As a central bank, industry developer and regulator, the Monetary Authority of Singapore (MAS) relies on a broad set of transactional, behavioural and social media data to craft policies and drive the development of Singapore’s financial industry.

MAS’s challenge, however, is not about the availability of data, but how to collect data in a way that’s scalable and makes sense so it can be effective in fulfilling its mission.

David Hardoon, its chief data officer, says the answer lies in smart data.

But what is smart data? To Hardoon, who spoke at the Chief Data and Analytics Officer Singapore conference earlier this week, smart data has several attributes. First, it is data that has intrinsic value, and contributes to an organisation’s key performance indicators.

Second, smart data needs to have a certain quality so that it can be trusted by people, Hardoon says, emphasising the importance of data governance. “If you do not have trust in what’s happening with the data, you may think that things are not true or accurate.”

Hardoon says the MAS has put in place data governance processes through automation, which is all “about taking processes and routines to ensure that data is at a level that we can trust.”

Once that has been established, MAS then looks at suitable methodologies that can used to make sense of that data, whether it’s deep learning or machine learning in both supervised and unsupervised forms.

Hardoon also touched on the accuracy of data, which he says is “entirely irrelevant” and needs to be contextualised.

“If you don’t a baseline for data accuracy and you move to 65% accuracy which has helped to improve customer satisfaction and efficiency, do you really care about 65% accuracy?,” he quipped.

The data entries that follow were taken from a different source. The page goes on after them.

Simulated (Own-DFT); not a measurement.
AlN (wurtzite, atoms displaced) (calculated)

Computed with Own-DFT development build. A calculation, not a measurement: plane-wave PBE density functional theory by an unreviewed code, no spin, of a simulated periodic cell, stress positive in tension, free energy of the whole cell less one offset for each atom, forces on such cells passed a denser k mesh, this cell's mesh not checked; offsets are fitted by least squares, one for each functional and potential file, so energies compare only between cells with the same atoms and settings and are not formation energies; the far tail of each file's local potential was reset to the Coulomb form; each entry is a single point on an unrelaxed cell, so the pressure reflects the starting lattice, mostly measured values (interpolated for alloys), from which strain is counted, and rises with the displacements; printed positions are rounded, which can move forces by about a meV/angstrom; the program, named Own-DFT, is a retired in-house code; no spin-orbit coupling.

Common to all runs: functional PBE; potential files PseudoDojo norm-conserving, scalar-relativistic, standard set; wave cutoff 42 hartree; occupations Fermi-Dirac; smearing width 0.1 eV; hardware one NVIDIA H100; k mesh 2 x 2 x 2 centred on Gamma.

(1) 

“Just because we have shifted to a data-driven, statistical world doesn’t mean we need to have 90-95% data accuracy.”

To Hardoon, smart data also means building data models that can be generalised and applicable not only to specific instances. “What we build can’t just be a one-hit wonder. It must have generalisability and robustness,” he says.

Finally, smart data should be interpretable, which means an organisation needs to know why and how a data model works. Hardoon says to many people, a data model may seem like a black box, but when something untoward happens, somebody needs to know why.